Compatibility Unverified (UNKNOWN_VERIFIABLE)
Add-ons the skill identified but could not verify against the target Kubernetes version. The user must check these manually before upgrading.
| Add-on | Version | URL(s) Consulted | Why Unverified |
|---|---|---|---|
| [name] | [ver] | [url] | [e.g., page 404, no compat matrix found, ambiguous wording] |
Unidentified Workloads (UNKNOWN_UNIDENTIFIED)
Workloads that appear to be add-ons (based on namespace or shape) but could not be identified. The user likely knows what these are — please review and confirm compatibility with the target version manually.
| Kind | Name | Namespace | Image | Labels |
|---|---|---|---|---|
| [Deployment/DaemonSet/StatefulSet] | [name] | [ns] | [full image:tag] | [key labels present] |
Node Group Summary
| Node Group | Version | AMI Type | Instances | Skew | Status |
|---|---|---|---|---|---|
| [name] | [ver] | [ami] | [min/max] | [N] | ✅/⚠️/❌ |
Workload Risk Summary
| Risk | Severity | Count | Details |
|---|---|---|---|
| Single replica deployments | HIGH | [N] | [names] |
| Missing PDBs | MEDIUM | [N] | [names] |
| Missing readiness probes | MEDIUM | [N] | [names] |
| Missing resource requests | HIGH | [N]% | [percentage] |
Upgrade Plan
[Step-by-step upgrade sequence with pre-filled commands.]
Pre-Upgrade Checklist
- All blockers resolved
- Add-ons updated to compatible versions
- Node groups ready (AL2023/Bottlerocket)
- PDBs in place for critical workloads
- Backup/snapshot taken
Step 1: Update Add-ons (if needed)
aws eks update-addon --cluster-name [CLUSTER] --addon-name [ADDON] --addon-version [VERSION] --region [REGION]
Step 2: Upgrade Control Plane
aws eks update-cluster-version --name [CLUSTER] --kubernetes-version [TARGET] --region [REGION]
Step 3: Monitor Upgrade Progress
aws eks describe-update --name [CLUSTER] --update-id [UPDATE_ID] --region [REGION]
Step 4: Upgrade Node Groups
aws eks update-nodegroup-version --cluster-name [CLUSTER] --nodegroup-name [NODEGROUP] --region [REGION]
Step 5: Verify
kubectl get nodes
kubectl get pods -A | grep -v Running | grep -v Completed
AWS Reference Links
[All links verified via web search or AWS documentation. Do NOT fabricate URLs.]

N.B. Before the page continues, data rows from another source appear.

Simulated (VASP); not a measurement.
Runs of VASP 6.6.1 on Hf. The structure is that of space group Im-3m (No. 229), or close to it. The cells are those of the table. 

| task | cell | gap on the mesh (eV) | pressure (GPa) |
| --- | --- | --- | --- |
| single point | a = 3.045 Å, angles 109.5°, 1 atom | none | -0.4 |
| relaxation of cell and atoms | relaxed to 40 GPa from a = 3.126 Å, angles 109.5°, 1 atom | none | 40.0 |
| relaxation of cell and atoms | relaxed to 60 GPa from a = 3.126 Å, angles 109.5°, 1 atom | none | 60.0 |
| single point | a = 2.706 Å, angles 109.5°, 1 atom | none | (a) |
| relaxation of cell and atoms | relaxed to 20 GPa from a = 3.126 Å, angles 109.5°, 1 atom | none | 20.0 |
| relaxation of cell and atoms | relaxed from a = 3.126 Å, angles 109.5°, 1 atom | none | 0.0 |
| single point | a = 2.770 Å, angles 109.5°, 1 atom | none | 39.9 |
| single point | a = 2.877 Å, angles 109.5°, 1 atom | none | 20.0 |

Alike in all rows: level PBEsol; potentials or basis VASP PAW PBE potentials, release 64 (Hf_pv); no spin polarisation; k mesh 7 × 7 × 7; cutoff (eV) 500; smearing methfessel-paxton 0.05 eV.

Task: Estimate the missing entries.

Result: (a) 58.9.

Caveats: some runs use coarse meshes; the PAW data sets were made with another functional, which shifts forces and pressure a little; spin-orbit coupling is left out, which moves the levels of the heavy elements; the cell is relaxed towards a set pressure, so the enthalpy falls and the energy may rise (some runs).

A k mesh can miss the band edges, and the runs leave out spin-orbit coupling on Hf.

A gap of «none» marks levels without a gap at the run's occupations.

## Step 5: Look Up AWS References
Use web search or AWS documentation to find verified URLs. Prefer:
- `https://docs.aws.amazon.com/eks/latest/best-practices/`
- `https://docs.aws.amazon.com/eks/latest/userguide/`
- `https://docs.aws.amazon.com/eks/latest/userguide/kubernetes-versions.html`
Do NOT fabricate deep-link URLs. When in doubt, link to the broad section page.
## Step 6: Write the Report File
Write to the workspace root.
## Step 7: Offer HTML Conversion
After writing the markdown report, ask:
*"Would you like me to convert the report to HTML? Run: `python3 tools/md_to_html.py <report-filename>.md`"*
Do NOT generate HTML manually. Always use the conversion script.